Bernard Ntuyahaga’s examination finishes Tuesday.  The major, in a jerky testimony during which he got sometimes carried away, denied any responsibility for the murder of the Belgian paras.  “I was at the wrong place at the wrong time,” he explained.
 
According to him, he was the victim of a conspiracy: “In essence, the case is false and manipulated.  The other officers tried to protect themselves and everything has fallen again on me after 13 years.  I never received a mission, nor orders on this subject,” he repeated.
 
Numerous witnesses, including neighbors or colleagues, implicated Ntuyahaga in the assassinations committed in the Kyovu district, including among others Prime Minister Agathe Uwilingiyimana.  These testimonies are “completely false accounts” on events “of which he had no knowledge,” the defendant assessed.
 
“You were a soldier, but you saw nothing, you knew no one, not even your neighbors: you were a little like a ghost in 1994…” the president of the court Karine Gerard commented after 8 hours of examination.
 
Major Ntuyahaga’s defense elicited questions.  “The general impression is that of a man thrust in a system of unsustainable defense,” wrote La Libre Belgique.  “To be so blind and deaf in his environment defies imagination,” the journalist said.  In an aside, lawyers judge it “catastrophic.”
 
The families of the paras, who eagerly awaited Bernard Ntuyahaga’s testimony, were left unsatisfied.  “He is not telling the truth and is putting his responsibility on others,” Martine Debatty, sister of one of the killed Blue Helmets, declared.

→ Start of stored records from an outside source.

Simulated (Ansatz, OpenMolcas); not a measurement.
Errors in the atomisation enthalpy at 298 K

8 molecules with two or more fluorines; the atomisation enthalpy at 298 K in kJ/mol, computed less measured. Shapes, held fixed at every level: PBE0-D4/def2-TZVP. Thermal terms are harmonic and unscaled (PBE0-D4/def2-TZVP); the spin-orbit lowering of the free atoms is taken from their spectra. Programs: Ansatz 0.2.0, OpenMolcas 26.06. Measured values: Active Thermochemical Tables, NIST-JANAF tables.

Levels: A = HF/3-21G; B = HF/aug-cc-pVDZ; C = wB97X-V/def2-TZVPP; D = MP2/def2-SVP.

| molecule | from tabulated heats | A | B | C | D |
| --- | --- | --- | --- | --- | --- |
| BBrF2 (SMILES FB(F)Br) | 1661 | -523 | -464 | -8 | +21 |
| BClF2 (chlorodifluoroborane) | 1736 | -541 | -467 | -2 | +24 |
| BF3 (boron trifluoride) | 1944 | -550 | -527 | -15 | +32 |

Numerous incidents involving Mr. Luc de Temmerman, Bernard Ntuyahaga’s lawyer, dominated the hearings.  In the presentation of his defense Monday, he accused the Belgian Ministry of Foreign Affairs and Ministry of the Interior of having tried to obstruct the calling of an “important witness” living in the DRC.  He then addressed the civil parties who “asked…to show dignity.”
 
The investigating judge Damien Vandermeersch and Sylvania Verstreken appeared to explain the unwinding of their investigations – the long judicial process of Bernard Ntuyahaga which started after the issuing of an international arrest warrant against him by a Belgian judge.
 
Then the Court started to hear background witnesses.  The human rights advocate Joseph Matata, the historian Antoine Nyetera, the writer-journalist Pierre Pean, the journalist Colette Braeckman, then Rene Degni Segui, United Nations reporter in Rwanda after the genocide, were heard.  After them around 150 witnesses, both background and fact, should appear in this trial which should last two months.
 
This trial is taking place in Belgium because of the law known as “universal jurisdiction” which permits, under certain conditions, Belgian courts to try foreign planners of crimes against humanity committed abroad.